It’s not just that I love talky dramas and films that probe the deeper questions of life. It’s that, like many Christians, I owe a huge debt to C.S. Lewis. As I’m sure is the case with many, Mere Christianity found me at a crucial time. In my twenties, as I was just starting to examine my beliefs (the first of many deconstructions), it was a guide that proved I didn’t have to abandon intellect to be a follower of Christ. I’ve also been blessed by Lewis’ other writings, notably The Weight of Glory, and, of course, I grew up reading The Chronicles of Narnia. Seeing a movie that brought his voice to life was something I looked forward to.
Which is why it’s such a huge bummer that Freud’s Last Session really whiffs the opportunity to do much with its premise.
The film imagines a meeting between Lewis and the father of modern psychiatry in September 1939, on the eve of World War II. Freud is living in London, an exile from Austria after the Nazi invasion. One afternoon, he asks Lewis to pay him a visit, and the two spend the better part of the day talking about sex, mortality, war and God.

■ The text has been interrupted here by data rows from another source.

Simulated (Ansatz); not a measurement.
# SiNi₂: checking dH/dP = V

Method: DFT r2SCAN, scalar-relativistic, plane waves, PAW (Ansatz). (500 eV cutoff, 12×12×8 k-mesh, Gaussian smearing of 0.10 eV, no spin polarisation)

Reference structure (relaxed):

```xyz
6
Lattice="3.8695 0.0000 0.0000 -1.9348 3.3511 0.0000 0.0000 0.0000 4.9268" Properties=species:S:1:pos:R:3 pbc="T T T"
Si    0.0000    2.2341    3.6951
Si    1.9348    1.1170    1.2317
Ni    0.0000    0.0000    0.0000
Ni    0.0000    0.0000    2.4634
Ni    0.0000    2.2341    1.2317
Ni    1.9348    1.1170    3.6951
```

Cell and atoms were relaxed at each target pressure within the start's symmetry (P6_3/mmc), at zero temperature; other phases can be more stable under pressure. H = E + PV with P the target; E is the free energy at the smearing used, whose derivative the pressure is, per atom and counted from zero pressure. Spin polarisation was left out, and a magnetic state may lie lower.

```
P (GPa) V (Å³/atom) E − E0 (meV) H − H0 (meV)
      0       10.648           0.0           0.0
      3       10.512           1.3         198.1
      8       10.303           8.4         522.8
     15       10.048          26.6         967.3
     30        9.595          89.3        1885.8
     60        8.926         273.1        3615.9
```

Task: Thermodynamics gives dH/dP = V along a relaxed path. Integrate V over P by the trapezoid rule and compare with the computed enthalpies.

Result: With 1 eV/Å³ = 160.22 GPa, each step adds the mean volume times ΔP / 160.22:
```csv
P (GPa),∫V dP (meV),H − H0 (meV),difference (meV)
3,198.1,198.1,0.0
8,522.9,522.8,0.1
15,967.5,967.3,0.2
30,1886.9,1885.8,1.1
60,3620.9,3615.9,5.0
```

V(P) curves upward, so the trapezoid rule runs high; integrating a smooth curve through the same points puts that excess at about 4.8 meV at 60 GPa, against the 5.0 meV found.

It’s a fascinating idea, putting two near-contemporaries with opposing views into a room and letting them hash it out. And it’s definitely been fodder for others to work with, most notably Armand Nicholi, whose 2003 book The Question of God spends 300 pages examining the philosophies of both men. That book inspired Mark St. Germain to write the play on which this is based. There’s no indication that Lewis and ever did meet – although an unnamed Oxford professor did pay a visit to Freud shortly before his death – but the fact that this is fiction gives the screenwriters and actors license to lean into their perspectives, pushing and arguing as the two talk about life’s biggest issues from opposing sides.
And certainly there is some of that. Freud and Lewis’s meeting gets off to a bad start when the author apologizes for his satirization of the psychiatrist in The Pilgrim’s Regress; Freud remarks that he hasn’t actually read the book. There’s not an agenda, but it quickly becomes clear that Freud is fascinated by how an Oxford don could believe in religion; he’s even more baffled when he learns that Lewis wasn’t born into his Christian beliefs but rather came to them late in life. Much of the film involves Lewis explaining why he believes not just in a deity but in the Christian God, with Freud attempting to debunk it all as psychological nonsense rooted in a desire for a father figure or sexual repression.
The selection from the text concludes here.